Holocaust Remembrance Week to Include Talk by Concentration Camp
Survivor
Date: 04/19/07
Contact: Marc Lebovitz
Szlamek “Sammy” Rzeznik was only 4 years old when the Nazis invaded
Poland in September 1939. Both his parents and five siblings ended up being
killed in the Treblinka death camp and Sammy spent four years in
concentration camps in Demblin and Czestochowa.
He and his sister Sara were among only 20 children in Demblin and five in
Czestochowa and were protected from death only by their older sister, Rosa.
Post-war, Rosa and her husband, living in Vienna, decided that Sammy and
Sara should be adopted in the United States. A couple in the Chicago suburbs
adopted Sammy, who became Sammy Harris.
Holocaust child survivor Sam Harris will speak on his experiences at 7 p.m.
Thursday, May 3, in Schroeder 130 as part of Holocaust Remembrance Week at
Illinois State University.
Admission is free and open to the public, sponsored by ISU Hillel -
Jewish Student Union.
Harris, who splits his residences between Arizona and the Chicago suburbs,
is president of the Holocaust Memorial Foundation of Illinois. He is the
author of the book, “Sammy: Child Survivor of the Holocaust,” and continues
to speak extensively on the local and state level about his experiences and
lessons of the Holocaust. He wrote the book in order to help keep alive the
memory of what happened to European Jews during the Holocaust, especially in
the face of revisionists who claim the Holocaust never happened or that
stories about it are simply propaganda.
When he was adopted, Harris pushed his memories out of his mind, never
talking about his experiences. He graduated from college and became a
successful businessman. But with the support and encouragement of his wife,
Harris allowed his memories to return and eventually visited Europe,
including Germany, with his wife and two children.

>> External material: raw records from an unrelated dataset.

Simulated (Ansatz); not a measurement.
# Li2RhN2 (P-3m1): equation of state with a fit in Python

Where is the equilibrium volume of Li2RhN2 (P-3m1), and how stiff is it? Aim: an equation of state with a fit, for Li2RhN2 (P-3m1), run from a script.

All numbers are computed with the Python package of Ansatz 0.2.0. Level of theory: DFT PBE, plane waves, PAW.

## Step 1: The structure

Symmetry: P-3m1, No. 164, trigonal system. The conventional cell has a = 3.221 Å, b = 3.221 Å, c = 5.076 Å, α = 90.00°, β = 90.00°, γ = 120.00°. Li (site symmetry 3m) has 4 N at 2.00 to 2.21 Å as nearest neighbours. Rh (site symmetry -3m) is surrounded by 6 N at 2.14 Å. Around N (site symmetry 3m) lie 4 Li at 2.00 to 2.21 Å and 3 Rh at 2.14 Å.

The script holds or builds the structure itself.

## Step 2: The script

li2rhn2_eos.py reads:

These days, he spends his time writing and speaking to interested groups and
schools about his wartime experiences.
Other activities planned as part of Holocaust Remembrance Week are the
annual 24-hour reading on the Quad of 300,000 concentration camp victims’
names throughout Monday, April 30, beginning at midnight Sunday; from 11
a.m. to 3 p.m. Tuesday on the Schroeder Plaza, students will pass out
stickers in memory of the Holocaust and will be collecting 1.5 million
pennies symbolizing the 1.5 million Jewish children who were killed in
camps; showing the documentary “Partisans of Vilna” at 7 p.m. Wednesday in
Capen Auditorium, about Jewish resistance groups during WWII; Harris’ speech
at 7 p.m. Thursday; and Shabbat (Sabbath) services at 6 p.m. Friday at the
Campus Religious Center, 210 W. Mulberry in Normal, followed by dinner and a
discussion about the Holocaust.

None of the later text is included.